Are there any concrete application of the Lyapunov theorem for LTI systems?

Question

Consider a LTI system $\dot x = Ax$.

This system is globally asymptotical stable iff given any $Q \succ 0$, there exists a unique $P \succ 0$ such that $A^{T}P+PA+Q=0$ holds.

https://en.wikipedia.org/wiki/Lyapunov_equation

This is a neat theorem, however, it seems that it is much fast just to call $\text{eigs}(A)$ in MATLAB and check the sign of the eigenvalues rather than finding two PD matrices. So I don't get why I need to know something like this.

Is there any concrete application arising from Lyapunov equation for LTI systems?

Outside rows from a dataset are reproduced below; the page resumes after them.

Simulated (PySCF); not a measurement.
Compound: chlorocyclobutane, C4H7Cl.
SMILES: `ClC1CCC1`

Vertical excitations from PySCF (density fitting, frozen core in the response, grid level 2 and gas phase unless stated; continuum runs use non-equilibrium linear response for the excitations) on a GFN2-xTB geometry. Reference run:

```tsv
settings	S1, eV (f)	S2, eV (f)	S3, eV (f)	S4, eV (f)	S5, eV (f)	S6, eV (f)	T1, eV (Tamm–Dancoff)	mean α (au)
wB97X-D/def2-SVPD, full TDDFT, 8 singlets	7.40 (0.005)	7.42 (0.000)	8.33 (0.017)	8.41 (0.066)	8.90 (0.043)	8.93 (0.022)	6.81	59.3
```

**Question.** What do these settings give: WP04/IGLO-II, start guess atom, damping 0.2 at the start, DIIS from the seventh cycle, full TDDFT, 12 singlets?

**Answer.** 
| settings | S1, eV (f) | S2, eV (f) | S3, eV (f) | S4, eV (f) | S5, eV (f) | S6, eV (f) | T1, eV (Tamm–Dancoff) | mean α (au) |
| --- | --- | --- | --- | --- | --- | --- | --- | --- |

If not, where else does it show up in dynamical system theory or control theory?

Answer 1

Yes, there are many applications. For instance,

• it allows you to derive tests to establish the stability of a system for which the matrix $A$ is uncertain (robust analysis). This can be used to design controllers for uncertain linear systems (robust control).
• it allows you to design controllers that can optimize certain properties of the closed-loop system using optimization-based methods.
• it allows you to prove the stability of certain important complex control methods such as Model Predictive Control, for instance.
• it allows you to establish the stability of more complex linear systems such as time-varying, parameter-varying, hybrid, and stochastic systems.